Mr Yousaf said: “I understand the frustration and I completely understand that and hear the voices who have spoken out about this particular saving.

“What I would say is that ultimately, of course, we did not know when we set a budget that there would be the disaster of the UK government's mini-budget.

“We did not know the impact that would have on sky-high inflation and the impact that would have on our budget.

“We've had to find savings from health, from education, from culture, from right across Scottish Government. We've had to find savings.

“We're trying to do that in a way that minimises the impact. That's why any organization that was due to receive funding from that £6.6 million will still receive that.

“The source of the funding will change it is not going to be able to come from the Scottish Government this year regrettably, but it will come from Creative Scotland's reserves, £17 million of reserves, of which we're asking them to use £6.6 million and we will restore that subject to Parliament, of course approving the 2024 budget.”

Jack Gamble, from the Campaign For The Arts, criticised Mr Yousaf for trying to shift the blame for the Scottish Government's funding cut.

"The First Minister blames the Westminster mini-budget and rising inflation for this sudden U-turn, but the Scottish Government pledged to maintain funding for Creative Scotland in February, five months after the mini-budget, and since then inflation has actually come down.

"We all accept that there are huge pressures right now - that’s exactly why the sector needs backing, and why Creative Scotland has sensibly been building reserves, including for a ‘transition fund’ to save companies from a financial cliff-edge if they lose regular funding.

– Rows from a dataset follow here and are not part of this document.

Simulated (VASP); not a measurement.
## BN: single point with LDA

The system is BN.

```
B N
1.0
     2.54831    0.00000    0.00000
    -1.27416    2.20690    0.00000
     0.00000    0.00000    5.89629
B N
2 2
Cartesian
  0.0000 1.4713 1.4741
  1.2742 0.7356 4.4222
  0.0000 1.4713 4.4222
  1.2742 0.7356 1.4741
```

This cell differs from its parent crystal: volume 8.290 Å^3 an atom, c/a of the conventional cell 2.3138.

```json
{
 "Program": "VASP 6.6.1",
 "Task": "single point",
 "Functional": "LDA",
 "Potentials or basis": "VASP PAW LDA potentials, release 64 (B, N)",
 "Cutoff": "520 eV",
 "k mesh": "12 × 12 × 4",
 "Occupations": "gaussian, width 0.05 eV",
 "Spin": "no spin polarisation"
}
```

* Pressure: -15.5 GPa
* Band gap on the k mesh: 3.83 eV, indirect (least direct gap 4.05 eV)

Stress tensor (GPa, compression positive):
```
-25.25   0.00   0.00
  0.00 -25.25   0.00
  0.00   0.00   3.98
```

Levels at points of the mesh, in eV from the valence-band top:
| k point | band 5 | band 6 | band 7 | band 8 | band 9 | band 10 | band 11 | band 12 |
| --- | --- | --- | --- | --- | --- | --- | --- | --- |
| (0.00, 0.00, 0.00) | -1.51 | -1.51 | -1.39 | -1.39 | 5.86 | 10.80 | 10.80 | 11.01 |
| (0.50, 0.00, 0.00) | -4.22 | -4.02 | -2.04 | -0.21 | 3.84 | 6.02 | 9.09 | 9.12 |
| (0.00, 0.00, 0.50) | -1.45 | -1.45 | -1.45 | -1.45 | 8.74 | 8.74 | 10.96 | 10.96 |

"Even if we can trust that the Scottish Government will reverse this cut next year, they will still have made a significant, £6.6m dent in Creative Scotland's reserves.

"Ministers say that they value the arts, but rather than investing in them and their social and economic potential, they are choosing to implement sudden funding cuts that will make Creative Scotland and the sector more precarious.

"It’s not too late for the Scottish Government to do the right thing, keep to their word, and restore this funding in the Autumn Budget Revision."